I am receiving a table in html and need to iterate through it to find a tag with rowspan
set. Once I find a cell with rowspan=<a number>
, I need to insert a block of code:
<tr>
<th rowspan="14" >Words</th>
<td style="height: 30px;"></td>
<td style="text-align: center; height: 30px;"></td>
<td style="height: 30px;"></td>
<td style="text-align: right; padding: 7px; min-width: 75px"></td>
<td style="height: 30px;"></td>
<td style="height: 30px;"></td>
<td style="height: 30px;"></td>
</tr>\n
as the row above the current row. Then, I need to remove this <th>
from the current row.
For example, this is the code I would be searching through:
<table border="1" class="dataframe" style="border: 1px solid grey">
<tbody>
<tr>
<th>Records</th>
<th>Worth</th>
<td>30</td>
<td>is</td>
<td>50</td>
<td>0</td>
<td>good</td>
<td></td>
</tr>
<tr>
<!-- this is the code im looking for -->
<th rowspan="13" valign="top">Reports</th>
<!-- -->
<th>Worth</th>
<td>30</td>
<td>=</td>
<td>40</td>
<td>0</td>
<td>bad</td>
<td></td>
</tr>
<tr>
<th>Worth</th>
<td>is</td>
<td>44</td>
<td>400.0</td>
<td></td>
<td>bad</td>
<td></td>
</tr>
</tbody>
</table>
So, once I find the <th>
with rowspan
, I need to insert the block as the row above it and then remove the <th>
from the current row. Here's how I'm doing it now:
for child in soup.tbody.descendants:
if child.name == 'th':
if 'rowspan' in child.attrs:
new_row = <<that block from above>>
crazy_tag = bs4.BeautifulSoup(new_row, 'html.parser')
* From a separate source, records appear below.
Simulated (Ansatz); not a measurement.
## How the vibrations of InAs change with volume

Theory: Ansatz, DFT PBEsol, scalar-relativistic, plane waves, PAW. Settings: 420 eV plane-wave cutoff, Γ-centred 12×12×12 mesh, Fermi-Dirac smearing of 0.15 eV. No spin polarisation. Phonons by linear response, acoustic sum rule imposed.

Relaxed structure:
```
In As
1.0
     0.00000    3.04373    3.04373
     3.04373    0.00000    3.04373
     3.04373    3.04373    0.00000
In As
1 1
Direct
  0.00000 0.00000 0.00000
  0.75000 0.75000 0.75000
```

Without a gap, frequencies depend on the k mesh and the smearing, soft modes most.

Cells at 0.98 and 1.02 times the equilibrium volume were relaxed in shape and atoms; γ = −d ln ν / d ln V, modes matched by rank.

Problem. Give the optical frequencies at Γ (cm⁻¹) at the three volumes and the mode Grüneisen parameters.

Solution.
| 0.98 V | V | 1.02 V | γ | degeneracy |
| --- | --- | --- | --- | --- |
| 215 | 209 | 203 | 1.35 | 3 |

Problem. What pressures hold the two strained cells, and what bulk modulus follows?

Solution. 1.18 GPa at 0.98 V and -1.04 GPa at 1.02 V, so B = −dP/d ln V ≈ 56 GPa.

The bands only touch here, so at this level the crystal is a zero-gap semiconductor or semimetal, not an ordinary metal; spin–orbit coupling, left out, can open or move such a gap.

x = child.find_previous('tr')
x.insert_before(crazy_tag)
child.extract()
The output I am looking for is this:
<table border="1" class="dataframe" style="border: 1px solid grey">
<tbody>
<tr>
<th>Records</th>
<th>Worth</th>
<td>30</td>
<td>is</td>
<td>50</td>
<td>0</td>
<td>good</td>
<td></td>
</tr>
<tr>
<th rowspan="14" >Words</th>
<td style="height: 30px;"></td>
<td style="text-align: center; height: 30px;"></td>
<td style="height: 30px;"></td>
<td style="text-align: right; padding: 7px; min-width: 75px"></td>
<td style="height: 30px;"></td>
<td style="height: 30px;"></td>
<td style="height: 30px;"></td>
</tr>
<tr>
<th>Worth</th>
<td>30</td>
<td>=</td>
<td>40</td>
<td>0</td>
<td>bad</td>
<td></td>
</tr>
<tr>
<th>Worth</th>
<td>is</td>
<td>44</td>
<td>400.0</td>
<td></td>
<td>bad</td>
<td></td>
</tr>
</tbody>
</table>
The good news is, my code does what I want, and I get the desired output. The bad news is, there are other things I have to do to this html before I'm done. After I do this operation and it continues looping through the descendants, the next iteration gives me None. I thought extract() kept the structure of the tree intact but it seems like either the block I am inserting or the line I am deleting is not preserving the tree structure. Any ideas?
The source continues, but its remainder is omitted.